AMERICAN-STATESMAN RESTAURANT CRITIC

Updated: 2:09 p.m. Wednesday, May 11, 2011

Published: 1:27 p.m. Wednesday, May 11, 2011

My cousin was too polite to say he was burned out on Tex-Mex. I didn't think to ask before we took him to Rosie's Tamale House the first night he was here.

Who'd figure that a guy from Washington state could be tired of Tex-Mex? Just because he'd had it the night before with another cousin in Houston. Just because he actually likes the Mexican food better back home. That's right, in Washington.

It started with the best intentions. When my cousin Erik Nelson came to Austin a few months back, I wanted to take him to a few emblematic places around town. What emerged is a possible itinerary for any out-of-town guest: Rosie's, the University of Texas, a food trailer, Whole Foods Market, a bar and a tour of barbecue history in Lockhart.

A little background: Nelson served in the Army for 26 years, including combat tours in Iraq in 2004 and 2008, retiring as a master sergeant in 2010. He's the catalyst for my dad's side of the family, making the circuit from Washington to Minnesota to Texas to Arizona and anywhere else our roots have spread, trailing with him the threads of news that bind us in a way no email string can.
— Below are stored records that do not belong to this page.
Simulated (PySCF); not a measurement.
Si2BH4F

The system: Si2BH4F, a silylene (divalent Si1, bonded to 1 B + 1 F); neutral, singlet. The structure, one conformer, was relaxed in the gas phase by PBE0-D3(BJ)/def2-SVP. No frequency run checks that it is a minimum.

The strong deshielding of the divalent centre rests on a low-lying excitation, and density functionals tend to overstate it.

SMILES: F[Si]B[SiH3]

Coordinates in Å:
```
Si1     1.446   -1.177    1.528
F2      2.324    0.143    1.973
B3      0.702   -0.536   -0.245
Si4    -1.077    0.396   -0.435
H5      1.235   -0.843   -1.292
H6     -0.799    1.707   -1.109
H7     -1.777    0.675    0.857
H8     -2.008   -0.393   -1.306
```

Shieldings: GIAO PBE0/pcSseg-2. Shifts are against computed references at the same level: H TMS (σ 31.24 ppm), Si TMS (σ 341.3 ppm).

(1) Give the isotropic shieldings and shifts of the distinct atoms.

That's the generous assessment. Some of us think he's an itinerant couch surfer, breaking away from the real world weeks at a time to crash our restaurants and win the loyalties of our kids.

He started stealing my kids at Rosie's by jousting over a bowl of queso with the youngest, not bothering to shush her when she got loud. Rosie's is our family spot, just 10 minutes from the house. It's a Velveeta-style cheese and brown chili gravy kind of place, where you can order a Willie's Plate ($8.95) that starts with a crispy taco and guacamole salad then builds to a hot-plate crescendo with a beef enchilada, queso and rice and beans.

Nelson skipped past all the combo dinners in favor of carne asada ($10.95), a cut of grilled sirloin with sweet onions and peppers. It's something to order when you can't get Rosie's terrific fajitas, available only on Tuesdays and Saturdays.

My oldest daughter always finishes with a sprinkle of Sweet & Low over a steamy corn tortilla, something she started doing at age 3.

The part with the beer

The next day started bright and hot. We parked south of the river and trekked to the Capitol, where we marveled at the vertigo-inducing rotunda as a high school choir serenaded the tourists.

We walked to the University of Texas, where we saw the Gutenberg Bible and the world's first photograph at the Ransom Center. At my old dorm, I told Nelson about the years I spent there without air conditioning, perspiration dotting my papers. There I was telling my academic war stories to a guy whose squad in Iraq had to drink the rancid swill from an abandoned ice chest when a firefight lasted longer than their water supply.

He rescued my pride by telling me I walk like an infantryman: fast, with purpose and utterly without fatigue.

We tried to have lunch at a trailer court by UT, but only the cupcake and vegetarian places were open. Those two things might say "Austin," but not in front of the master sergeant, please.

So we walked to Whole Foods Market, a tourist magnet disguised as a grocery store. But we who live here know something the tourists might not: You can drink beer here. And hot food calls like a street market from counters, kiosks, stations and food bars all over the store.

We steered past some sorry-looking barbecue and decided instead on the bistro station's plate of three side dishes for $6.99 with seared sweet potatoes, Sicilian cauliflower and tri-color bell peppers. Erik grabbed a block of white Cheddar from the cheese shop, and we split $3.99 bowls of carrot-ginger and chicken-poblano soups with miniature pain de campagne loaves for 79 cents, plus spinach-feta-pecan salad from the food bar at $7.99 a pound.

We sat at Whole Foods' new Bar Lamar, the most well-lit micropub in Austin, where people were elbowed-up and swearing so prodigiously we might have been at the Horseshoe Lounge, except that the Horseshoe isn't pouring vermentino from a keg and there's no shuffleboard at Whole Foods.

From a dozen or so taps of wine and beer, and we ordered two beer flights, one with three local brews for $4 and another trio anchored by the heavyweights Old Rasputin and raisiny Dogfish Head Midas Touch for $5.